Most building is by and for people. Therefore one might conclude that buildings, somehow, must be intended to support life. We – that is, both you and I – spend most of our lives in rooms, dancing our days moving in, and out, around and about, over time, as long as we live. The stories then these rooms could tell if we just took the time to listen.
Nine Lives offers a way to read some extracts from the ongoing life story of nine rooms by nine Irish architects. Each room has its own distinct story, begun by someone, somewhere, each with a significant architectural design chapter. Ongoing contributions written, over time, by those that are occupying, appropriating, altering and consuming these rooms are extending and developing each built-biography. In Nine Lives, images are presented as one way to observe these rooms, and two sets of images are used. Typically rooms for work or other production are presented using both photographs commissioned by the architects when the projects were architecturally and practically complete and new photographs and drawings made more recently, showing occupation and use. Eight of the nine rooms are part of a home, one is part of a school, but all are essential to key stages of our everyday life and our social and spatial development.
Housing and homes have been and continue to be a significant topic of social and political debate in Ireland and arguably the primary conduit through which aspects of the design of our built environment enters everyday conversation. House design has also been key to the creative and tectonic development of this generation of Ireland’s architects. If you were to believe the popular narrative though, the Irish economic “boom” made greedy property speculators of “ordinary” people, with the home being the currency of choice. Indeed the general discourse appears to have concluded that our primary interest in Ireland is the individual unit and that a sense of collective endeavor and dwelling have, for the most part, been enthusiastically rejected. Nine Lives challenges this, and suggests this is not the only story of how we lived and housed during that period. Through this exhibition a process of revisiting, reflection and research has begun. The question quickly arises if the consumption of our homes is significantly more social and collective than we have previously considered.

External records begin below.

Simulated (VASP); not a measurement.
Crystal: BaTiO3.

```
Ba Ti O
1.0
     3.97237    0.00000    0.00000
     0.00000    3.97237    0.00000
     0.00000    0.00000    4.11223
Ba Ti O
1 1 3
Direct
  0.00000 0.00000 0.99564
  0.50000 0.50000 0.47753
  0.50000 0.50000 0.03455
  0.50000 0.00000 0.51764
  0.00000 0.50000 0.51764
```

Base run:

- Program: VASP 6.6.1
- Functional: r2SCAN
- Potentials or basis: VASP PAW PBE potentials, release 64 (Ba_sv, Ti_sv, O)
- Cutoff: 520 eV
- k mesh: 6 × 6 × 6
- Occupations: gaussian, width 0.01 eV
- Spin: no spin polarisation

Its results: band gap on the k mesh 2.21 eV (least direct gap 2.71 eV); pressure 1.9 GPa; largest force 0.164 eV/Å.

Through visiting, listening and documenting, Nine Lives observes that our consumption of the home – of which the financial transaction is only one part – has really been less about property development and greed and more about finding the means to sustain our social and collective lives through a period of immense national change. By designing, building, extending, decorating and spending Sunday at the DIY superstore, the Irish are perhaps finding a new way to ensure the institutions of home, social and family life endure.
As Ireland tries to build 90,000 households by the year 2020 to address a housing crisis, the conversation is again returning to the speedy production of “units”. To imagine a meaningful role for architecture the next five years might require us to firstly acknowledge that these architects design extraordinary homes, not units and they should be enabled to design more. Having done so, architecture and those that practice it, must also consider the consumption of all homes as a creative act, one worthy of close observation, a process all different but all equal to architectural design. This will be challenging but may enable more people to meaningfully write the life story of their current and future homes, however they are produced.
Photo by Noel Bowler, commissioned for Nine Lives.
Room by Urban Agency.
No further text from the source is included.